You'd think that would be enough lala land for Peter Byrne, but it's not. He goes on to explain that the bad guy is the one who is free and choosing the right path et cetera et cetera. Poor Harry is enslaved by the ideals of the school he attends and the only way he can triumph (over Voldemort) is to break those chains and follow Voldemorts example. Believe me, Mr. Byrne spends considerably more print explaining this point. He invokes Freud, Oedipus complexes, Bad Faith, true Negation, and becoming a free Being. He tells us that Harry must reject magical explainations. Mr. Byrne manages to expect us to believe that if Harry Potter can reject magic, hokum, and stop lying to himself about the world he lives in, that world will be better for everyone. If Harry can make that leap of imagination, maybe we can too. Harry can go join forces with Voldemort also known as the Dark One and then they (and we) will see that in that perfect world of sharing and no possessions et cetera, there are also no heros and no villians right?

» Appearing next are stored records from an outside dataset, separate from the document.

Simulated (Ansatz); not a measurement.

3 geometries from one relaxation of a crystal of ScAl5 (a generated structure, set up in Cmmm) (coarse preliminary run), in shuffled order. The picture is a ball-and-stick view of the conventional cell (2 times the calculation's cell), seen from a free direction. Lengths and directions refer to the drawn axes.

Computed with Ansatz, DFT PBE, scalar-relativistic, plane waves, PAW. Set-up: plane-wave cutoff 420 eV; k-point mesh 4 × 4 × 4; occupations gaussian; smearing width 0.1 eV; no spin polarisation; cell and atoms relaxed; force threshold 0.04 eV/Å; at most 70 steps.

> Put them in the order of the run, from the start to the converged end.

Peter? It's a damn adventure story you moron!!! How enjoyable is a book or movie when there is no conflict? Man vs Man. Man vs Beast. Man vs Environment and so forth. Imagine these books if there was nothing in which the protagonists must strive against. Where would the story be? I mean you can only have so many stories about a person struggling with his primative human nature while in a perfect workers paradise.

Charlie wants another piece of pie, but the only way to get it is steal it from anther person. The Pie Baking Battalion couldn't get enough ingrediants to make THIRTEEN BILLION pieces of pie. There were only sixish billion so there's not a second piece for Charlie. In his desire for another piece he has tasted the sour flavor of greed and he weeps at his own inner weakness blah blah blah.

Quite a movie. Maybe we can get John Williams to do the soundtrack, but no, we'd be just as good with me writing the songs because all things are equal in this paradise right? Will everyone look the same too? Nobdy lusting over the neighbor's great looking wife? No, stop now. King David is a whole other story.

So, as I kicked back for my nap, I realized that these articles must be written by what we call...

A Troll

Boy do I feel like a reeled in fish. I'm amazed that magazines hire and pay trolls a salary. But I guess I'll have to believe they do because the alternative is very frightening.